A further complication of increasing top speeds was aerodynamically related effects. The tendency of many high performance aircraft to experience roll/yaw coupled oscillations – commonly called Dutch roll – led to the introduction of yaw dampers and other auto-stabilisation systems. For a transport aircraft these were required for passenger comfort whereas on military aircraft it became necessary for target tracking and weapon aiming reasons.
The implementation of yaw dampers and auto-stabilisation systems introduced electronics into flight control. Autopilots had used both electrical and air driven means to provide an automatic capability of flying the aircraft, thereby reducing crew workload. The electronics used to perform the control functions comprised analogue sensor and actuator devices which became capable of executing complex control laws and undertaking high integrity control tasks with multiple lanes to guard against equipment failures. The crowning glory of this technology was the Category III autoland system manufactured by Smiths Industries and fitted to the Trident and Belfast aircraft.

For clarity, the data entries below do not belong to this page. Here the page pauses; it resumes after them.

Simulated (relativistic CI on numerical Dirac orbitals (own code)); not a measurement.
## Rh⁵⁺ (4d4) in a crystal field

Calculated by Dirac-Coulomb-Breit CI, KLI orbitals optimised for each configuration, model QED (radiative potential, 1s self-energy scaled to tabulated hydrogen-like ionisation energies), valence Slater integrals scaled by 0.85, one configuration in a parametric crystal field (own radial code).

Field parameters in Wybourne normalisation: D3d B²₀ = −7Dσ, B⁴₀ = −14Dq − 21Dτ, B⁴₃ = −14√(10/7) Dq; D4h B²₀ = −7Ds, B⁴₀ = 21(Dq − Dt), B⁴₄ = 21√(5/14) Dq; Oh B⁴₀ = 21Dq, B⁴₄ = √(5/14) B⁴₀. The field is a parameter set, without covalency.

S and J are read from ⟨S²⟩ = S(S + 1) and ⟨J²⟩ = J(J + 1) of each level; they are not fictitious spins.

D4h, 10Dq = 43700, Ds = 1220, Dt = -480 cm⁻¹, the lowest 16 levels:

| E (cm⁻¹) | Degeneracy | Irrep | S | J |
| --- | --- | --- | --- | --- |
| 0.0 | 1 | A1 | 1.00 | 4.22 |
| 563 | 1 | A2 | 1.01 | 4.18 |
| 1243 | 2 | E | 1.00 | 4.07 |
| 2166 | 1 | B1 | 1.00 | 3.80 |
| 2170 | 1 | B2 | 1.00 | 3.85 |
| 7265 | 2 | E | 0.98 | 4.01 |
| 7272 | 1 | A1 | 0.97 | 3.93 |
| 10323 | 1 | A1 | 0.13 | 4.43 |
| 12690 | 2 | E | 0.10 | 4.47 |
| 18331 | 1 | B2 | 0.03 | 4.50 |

The technology advanced to the point where it was possible to remove the mechanical linkage between the pilot and flight control actuators and rely totally on electrical and electronic means to control the aircraft. Early systems were hybrid, using analogue computing with discrete control logic. The Control and Stability Augmentation System (CSAS) fitted to Tornado was an example of this type of system though the Tornado retained some mechanical reversion capability in the event of total system failure. However the rapid development and maturity of digital electronics soon led to digital ‘fly-by-wire’ systems. These developments placed a considerable demand on the primary flight control actuators which have to be able to accommodate multiple channel inputs and also possess the necessary failure logic to detect and isolate failures (see Figure 1.2).
Most modern fighter aircraft of any sophistication now possess a fly-by-wire system due to the weight savings and considerable improvements in handling characteristics which may be achieved. Indeed many such aircraft are totally unstable and would not be able to fly otherwise. In recent years this technology has been applied to civil transports: initially with the relaxed stability system fitted to the Airbus A320 family and A330/A340. The Boeing 777 airliner also has a digital fly-by-wire system, the first Boeing aircraft to do so.
Figure 1.2 Tornado ADV (F 3) Prototype (Courtesy of BAE Systems)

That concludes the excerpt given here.